The words text and texture share a common latin root- TEXO- to weave; to braid together; to construct with elaborate care.
This surprising, yet intuitively clear bond of meaning serves as the central metaphor for this suite of photographs. Language and sensation- the textual and the textural- are processes of pattern perception. Meanings are woven from words just as lived experience is interlaced with bodily feeling.
To me, the hand-made, physical photographic image is the ideal way to express how concepts have a tactile presence because they are woven, because they are stitched together from what Barthes calls a tissue of signs.
The title of the work is taken from a 1st-century philosophical prose poem, De Rerum Natura, written by Lucretius. He writes an evocative explanation of the school of thought known as Atomism- a belief that the universe consists of tiny indivisible particles that float in a sea of void, that eternally combine, break apart, and recombine. This conclusion was reached purely through observation and clear reasoning, without benefit of the advanced technology that would prove it to be correct two thousand years later.

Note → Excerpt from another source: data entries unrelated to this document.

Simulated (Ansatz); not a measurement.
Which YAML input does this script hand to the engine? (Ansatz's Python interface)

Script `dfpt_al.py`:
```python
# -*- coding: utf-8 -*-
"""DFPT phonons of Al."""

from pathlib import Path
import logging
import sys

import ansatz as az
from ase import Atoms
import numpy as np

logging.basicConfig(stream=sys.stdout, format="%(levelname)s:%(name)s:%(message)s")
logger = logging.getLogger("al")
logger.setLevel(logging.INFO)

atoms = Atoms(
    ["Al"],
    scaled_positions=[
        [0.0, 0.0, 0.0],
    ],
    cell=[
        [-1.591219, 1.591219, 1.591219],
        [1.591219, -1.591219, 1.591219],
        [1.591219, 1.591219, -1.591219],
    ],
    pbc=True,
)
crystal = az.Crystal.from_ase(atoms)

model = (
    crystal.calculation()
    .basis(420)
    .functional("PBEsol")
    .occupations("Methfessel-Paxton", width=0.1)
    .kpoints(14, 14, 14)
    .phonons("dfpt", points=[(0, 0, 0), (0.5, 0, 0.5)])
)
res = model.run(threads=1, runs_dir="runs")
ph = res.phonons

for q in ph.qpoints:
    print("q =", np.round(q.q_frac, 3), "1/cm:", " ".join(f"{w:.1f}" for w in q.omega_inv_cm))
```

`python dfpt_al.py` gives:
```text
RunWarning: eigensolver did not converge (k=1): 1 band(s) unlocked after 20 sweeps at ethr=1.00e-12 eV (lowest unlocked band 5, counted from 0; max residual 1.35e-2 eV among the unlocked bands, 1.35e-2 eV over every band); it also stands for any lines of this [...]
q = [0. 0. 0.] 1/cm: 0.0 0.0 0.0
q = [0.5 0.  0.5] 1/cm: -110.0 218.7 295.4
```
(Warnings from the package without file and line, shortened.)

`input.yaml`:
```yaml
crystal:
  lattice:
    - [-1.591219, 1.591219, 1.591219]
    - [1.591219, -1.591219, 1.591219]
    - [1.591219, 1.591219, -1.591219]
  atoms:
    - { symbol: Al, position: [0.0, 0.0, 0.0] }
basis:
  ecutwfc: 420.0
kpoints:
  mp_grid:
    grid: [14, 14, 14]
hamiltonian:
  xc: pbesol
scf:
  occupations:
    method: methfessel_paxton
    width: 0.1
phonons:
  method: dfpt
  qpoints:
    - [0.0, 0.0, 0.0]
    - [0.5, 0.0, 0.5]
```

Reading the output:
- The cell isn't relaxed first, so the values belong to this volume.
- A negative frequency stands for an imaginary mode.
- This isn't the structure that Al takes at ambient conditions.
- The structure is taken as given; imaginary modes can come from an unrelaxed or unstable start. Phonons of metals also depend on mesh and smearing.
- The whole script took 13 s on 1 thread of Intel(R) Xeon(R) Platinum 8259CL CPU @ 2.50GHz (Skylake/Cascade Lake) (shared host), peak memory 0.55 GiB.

I work in an antiquated, hand-made photographic process called Wet Plate Collodion, because I think it is uniquely suited to expressing these ideas. Every image made with this process is a balance of the orderly organization of information through the glass lens of the camera, with the unpredictable and unavoidable chemical and physical randomness in the plate that records the image. My goal is to make images that speak of the deep connection between ideas and their physical manifestation.